Murphy's Logic: Concerns of younger voters should be taken seriously
I'm a boomer. Moreover, I'm now a senior. Those are terms that I've never cared for but … demographic definitions I cannot deny.
A deep dive into the data from the April 28 federal election reveals people in my cohort strongly supported the Liberals. More younger voters supported the Conservatives.
That's pretty much the opposite to the way it used to be. It's worth looking at why.
The simplest explanation may also prove to be the correct one. Older voters wanted less change than younger voters and Mark Carney's Liberals represented just the right amount of change. Not much; a different face on a familiar body of policy. By definition, it was the small 'c' conservative choice.
Every vote counts and the Liberals got the most, the party's best popular vote since 1980 – so they're entitled to govern as they see fit. But even as Conservative support dips in recent polls, the Liberal government should spend considerable time reflecting on why so many others – 41 per cent of the electorate and a great many younger Canadians – voted for change and what it is they want to change. They have legitimate concerns and complaints.

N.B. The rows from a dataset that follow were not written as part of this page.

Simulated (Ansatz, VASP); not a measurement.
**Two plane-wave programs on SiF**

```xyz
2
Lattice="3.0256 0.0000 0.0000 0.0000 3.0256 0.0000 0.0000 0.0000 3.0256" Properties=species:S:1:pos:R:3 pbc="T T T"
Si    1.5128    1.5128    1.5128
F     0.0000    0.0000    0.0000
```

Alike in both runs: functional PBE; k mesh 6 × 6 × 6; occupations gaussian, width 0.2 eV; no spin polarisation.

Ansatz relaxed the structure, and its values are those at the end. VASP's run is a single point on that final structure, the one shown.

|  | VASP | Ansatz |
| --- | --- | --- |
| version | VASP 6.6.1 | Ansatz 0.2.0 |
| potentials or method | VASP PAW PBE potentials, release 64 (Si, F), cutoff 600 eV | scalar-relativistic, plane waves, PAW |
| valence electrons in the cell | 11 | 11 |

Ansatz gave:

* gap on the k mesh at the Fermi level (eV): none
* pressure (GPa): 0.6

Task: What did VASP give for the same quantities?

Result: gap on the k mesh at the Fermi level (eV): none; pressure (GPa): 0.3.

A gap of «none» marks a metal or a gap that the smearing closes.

It's a long time since a person like me bought a first house and back then, people like me assumed it was only a matter of when we got a first house, not if we got one. Nor did many of us live in our parents' basements, or couch surf because we could afford nothing else. If we had student debts, they were relatively modest, and our jobs were usually full time and secure and came with pensions and benefits, which many of us took for granted.
That's not the way it is for many young people and millennials today. Many of them resent us and what we've got – many of us seem entitled and dismissive. We owe it to younger Canadians to listen respectfully to their concerns, to understand them and to insist that government address them. This is not the time for the kind of us versus them thinking and behaviour that often defines partisan politics.